Back to David's theory of evolution of abstract thought (Evolution)

by dhw, Wednesday, July 22, 2020, 10:06 (1336 days ago) @ David Turell

dhw: I agree that the connections require correlation. And I have agreed that if that constitutes “abstract thinking” by your definition of it, then OK, the bee is “capable of rudimentary conceptual thought”. You have deleted your claim that the bee “uses the same degree of conceptual thought that we use”. Do you stand by that statement? The article defined abstract thinking as “thinking in terms of universals”. Do you regard a connection between a bitten leaf and the plant flowering as “thinking in terms of universals”? [This was in contrast to “just particulars”.]

DAVID: I don't believe the bold is something I wrote, or I missed correcting a misprint. Bees do not think conceptually is my strict point. I accept the 'universals' statement. It is 'not OK' to grant bees any smidgen of abstract conceptual thought.

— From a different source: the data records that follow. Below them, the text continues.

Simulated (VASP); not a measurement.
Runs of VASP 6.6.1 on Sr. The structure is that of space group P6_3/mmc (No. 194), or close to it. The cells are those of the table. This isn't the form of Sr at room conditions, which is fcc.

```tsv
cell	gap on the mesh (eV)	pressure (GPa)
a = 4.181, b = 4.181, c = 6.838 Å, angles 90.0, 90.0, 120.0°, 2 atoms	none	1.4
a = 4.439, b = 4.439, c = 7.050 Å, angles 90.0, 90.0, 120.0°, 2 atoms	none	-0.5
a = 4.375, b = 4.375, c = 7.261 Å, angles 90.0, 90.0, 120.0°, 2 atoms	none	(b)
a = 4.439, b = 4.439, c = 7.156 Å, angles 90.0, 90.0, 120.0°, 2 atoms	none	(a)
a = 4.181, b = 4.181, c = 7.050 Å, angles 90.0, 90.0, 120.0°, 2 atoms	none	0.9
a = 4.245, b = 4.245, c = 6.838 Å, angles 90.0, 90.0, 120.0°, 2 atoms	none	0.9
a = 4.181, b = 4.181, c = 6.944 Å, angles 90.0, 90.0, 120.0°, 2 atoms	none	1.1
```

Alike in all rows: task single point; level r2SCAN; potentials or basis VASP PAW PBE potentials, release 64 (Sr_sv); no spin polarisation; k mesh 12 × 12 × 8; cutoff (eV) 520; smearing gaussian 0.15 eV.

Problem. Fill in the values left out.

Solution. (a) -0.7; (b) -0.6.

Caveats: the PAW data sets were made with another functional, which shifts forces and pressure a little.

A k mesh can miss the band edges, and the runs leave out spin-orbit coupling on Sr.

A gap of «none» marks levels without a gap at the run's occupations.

DAVID: (Tuesday July 14) The bite/earlier flowering of course is obvious to us. For the bee it requires the same degree of conceptual thought that we use. You are implying reasoning ability to bees they do not have. they only think concretely.

dhw: I should have put the word “uses” before the inverted commas. However, the bee DOES link the leaf to the flower, and therefore according to you, it DOES use the same degree of conceptual thought that we use! But since you think it is incapable of such thought, you tell us God does the thinking for the bee. Questions: 1) Do you really think that leaf-biting/flowering requires the same degree of conceptual thought as your analysing life’s history and concluding that there is a designing God; 2) do you really believe that your God directed one species of bee to bite a leaf and told it to watch out for early flowering? And 3) do you really believe that leaf-biting/flowering constitutes thinking in universals – a definition of abstract thinking which you accept?

DAVID: Your questioning again demonstrates you do not know or understand my point. Thanks for recognizing you used my quote in total error.

It’s not in total error! The bee DOES the deed, so according to you it DOES use the same degree of conceptual thinking that we use, but according to you the conceptual thinking it uses is provided by God through a personal dabble or a 3.8-billion-year old computer programme for leaf-biting. I simply don’t agree that leaf-biting is on a par with philosophy, and I must confess that the intelligent bee theory seems to me almost infinitely more convincing than your own.

DAVID: 1) YES; 2) Most likely, yes; 3) the bee activity of biting leaves to induce early flowering definitely requires analytic abstract reasoning at our level of thought. Bees cannot do this.

Since these are your beliefs, we must leave it at that.

DAVID: I view this as part of your continuous attempt to make human less 'different', which indicates your level of fear of Adler's argument.

My belief that other life forms have their own form of intelligence does not in any way involve downgrading the exceptional intelligence of H. sapiens. I have emphasized this over and over again, so please stop knocking down this straw man of your own making.